After Nightmares,” Parents Urge Zone Changes

Melissa Bailey Photo

Wilson addresses Board of Ed Tuesday night.

For the third year in a row, Jenine Wilson found her son wait-listed at the top-notch school one block from her home.

Wilson, who lives near the Davis Street School, aired her frustration with the admissions process at a public hearing Tuesday at the Board of Education at 54 Meadow St. She was one of a half-dozen members of the public who spoke up at a public hearing before a Redistricting Committee that is considering redrawing the boundaries that determine who gets to go to the city’s 21 neighborhood schools.

Parents gave several suggestions on how to rezone the city to make admissions more fair.

Wilson, a graduate of New Haven Public Schools, made her point with a personal tale about one of the system’s top-performing institutions.

Davis is literally around the corner from me,” she said. When she bought her home on Earl Street, she thought: Buy the home, get into the school.”

It turned out she couldn’t get her eldest child into the school until she was 8 years old, in 2nd grade.

Now she has tried for three years in a row to get her second child into Davis. He struck out for pre‑K two years in a row. Now he’s 5 years old, and he’s number 25 on a wait-list to get into Davis Street next year. Wilson said she doesn’t want to split her kids up in to two different schools.

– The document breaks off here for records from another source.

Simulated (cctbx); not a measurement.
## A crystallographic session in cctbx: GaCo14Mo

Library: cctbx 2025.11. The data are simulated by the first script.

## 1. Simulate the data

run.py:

It’s a logistical nightmare,” she said. The lottery system doesn’t work.”

Jeana Santora (pictured) came forward with a similar story. Her twin boys, both 5 years old, applied to kindergarten for the fall. One got into Ross/Woodward, but the other was wait-listed. She was told to bus her son across town to Strong School, a kindergarten overflow in the Hill.

I’m supposed to send my kid on the highway?” she objected. It’s just crazy.”

It turns out that the moms were applying to two of the city’s most competitive schools. Neighborhood schools give first preference to all students in their attendance zone.” Students apply through a lottery.

Citywide, the district is seeing a crunch in the number of neighborhood seats available in grades K to 3, according to Ed Linehan, former magnet school director whom the Board of Ed hired back to tackle this topic.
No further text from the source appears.